In consequence, we cannot distinguish libertarian, political, economic, social and cultural rights attending the duties they imply, because all of them involve positives and negatives duties for the individuals and for the State. Does this mean that the difference among the types of rights makes no sense? Not necessary, we can distinguish among these types of rights if we attend to the moral value that supports them. But this distinction only has methodological aims. In this sense, under libertarian rights is the moral value of autonomy; under political rights the moral value of participation, the value of collective freedom; and under economic, social and cultural rights is the moral value of equality, real and material equality; we could point out another value that is behind the group of new rights as the right to environment: the value of solidarity (Rodríguez Palop, 2002). In the different periods of history, the presence of these values in the different theories of justice made the institutions change, depending on the theory of justice adopted.
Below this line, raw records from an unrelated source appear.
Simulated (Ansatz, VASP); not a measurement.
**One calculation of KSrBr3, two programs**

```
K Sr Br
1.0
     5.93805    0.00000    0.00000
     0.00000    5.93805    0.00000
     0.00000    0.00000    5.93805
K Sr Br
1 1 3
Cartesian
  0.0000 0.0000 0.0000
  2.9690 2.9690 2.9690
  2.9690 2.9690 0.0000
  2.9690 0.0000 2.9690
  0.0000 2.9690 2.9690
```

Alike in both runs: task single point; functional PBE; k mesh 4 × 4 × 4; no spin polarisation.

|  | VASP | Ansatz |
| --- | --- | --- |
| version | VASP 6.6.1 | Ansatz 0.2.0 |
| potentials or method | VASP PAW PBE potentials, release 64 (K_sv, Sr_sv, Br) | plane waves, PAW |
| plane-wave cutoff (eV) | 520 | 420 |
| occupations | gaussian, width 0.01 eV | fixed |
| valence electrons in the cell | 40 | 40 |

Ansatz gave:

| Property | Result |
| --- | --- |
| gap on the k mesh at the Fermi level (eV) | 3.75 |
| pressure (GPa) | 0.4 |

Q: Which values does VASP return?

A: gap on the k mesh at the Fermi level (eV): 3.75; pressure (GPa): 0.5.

Close to rights and duties there is another institution: the guarantees. Sometimes the concept of guarantee has been introduced in the very concept of right. In my opinion this is not correct. For example, Peces-Barba has reformulated the dualist vision of human rights in what he calls an integral vision. He added to the dimension of the moral values and the legal validity, a third one, the dimension of effectiveness (Peces-Barba, 1995). To recognize a right is necessary not only that it were a justified moral claim included in a legal rule, but also it is necessary that right could be effective. This concept is related to scarcity. In a context of scarcity, as this in which we live, it is possible that a moral claim couldn’t be a reality, a fact, and that would make impossible an egalitarian content of rights. In consequence, the scarcity makes it impossible to consider a moral claim as a general law.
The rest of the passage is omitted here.